I finally finished my Winter 2015 (yes, that's correct) issue of Nautilus. Amazing articles.

One article that stands is Shakespeare's Genius is Nonsense. This article was informative enough to provide me with a new appreciation of Shakespeare.

Shakespeare's Genius is Nonsense provided insight into how the writing style creates a lasting effect for the reader (or upon hearing the words spoken) because of the links that spread out from each word based upon sound, sounds that resemble it, its sense, its potential senses, their homonyms, their cognates, their synonyms and their antonyms.

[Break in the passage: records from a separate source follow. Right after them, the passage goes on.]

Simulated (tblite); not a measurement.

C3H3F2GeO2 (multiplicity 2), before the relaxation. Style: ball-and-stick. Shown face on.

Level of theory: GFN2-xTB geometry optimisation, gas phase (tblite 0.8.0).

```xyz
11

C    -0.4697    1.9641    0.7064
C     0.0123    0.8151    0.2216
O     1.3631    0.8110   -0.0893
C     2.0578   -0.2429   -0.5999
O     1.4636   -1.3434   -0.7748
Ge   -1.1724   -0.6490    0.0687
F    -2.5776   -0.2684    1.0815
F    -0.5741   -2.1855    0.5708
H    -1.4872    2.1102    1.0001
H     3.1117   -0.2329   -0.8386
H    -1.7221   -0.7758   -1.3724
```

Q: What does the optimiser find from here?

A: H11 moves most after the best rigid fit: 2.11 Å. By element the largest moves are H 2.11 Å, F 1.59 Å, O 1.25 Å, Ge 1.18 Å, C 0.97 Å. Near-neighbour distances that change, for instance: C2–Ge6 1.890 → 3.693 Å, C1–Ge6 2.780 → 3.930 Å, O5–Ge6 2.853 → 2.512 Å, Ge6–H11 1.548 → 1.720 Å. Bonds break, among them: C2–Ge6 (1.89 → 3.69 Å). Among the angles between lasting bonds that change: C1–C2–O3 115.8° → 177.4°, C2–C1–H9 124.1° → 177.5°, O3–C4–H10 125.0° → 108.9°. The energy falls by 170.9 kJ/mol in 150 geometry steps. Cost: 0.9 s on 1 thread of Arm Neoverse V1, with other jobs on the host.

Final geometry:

The emphasis in Shakespear's writing is not so much on the puns contained therein but on the unexploded puns which retain their energy and create a lasting effect.

September 15, 2015

Software to Amplify What Your Users Do

  —Utility and ease of use have been pursued at the expense of power and simplicity.

In Five thoughts on software, Seth Godin points out that utility and ease of use have been pursued at the expense of power and simplicity and that it is urgent that software companies create tools that increase the quality of what user's create.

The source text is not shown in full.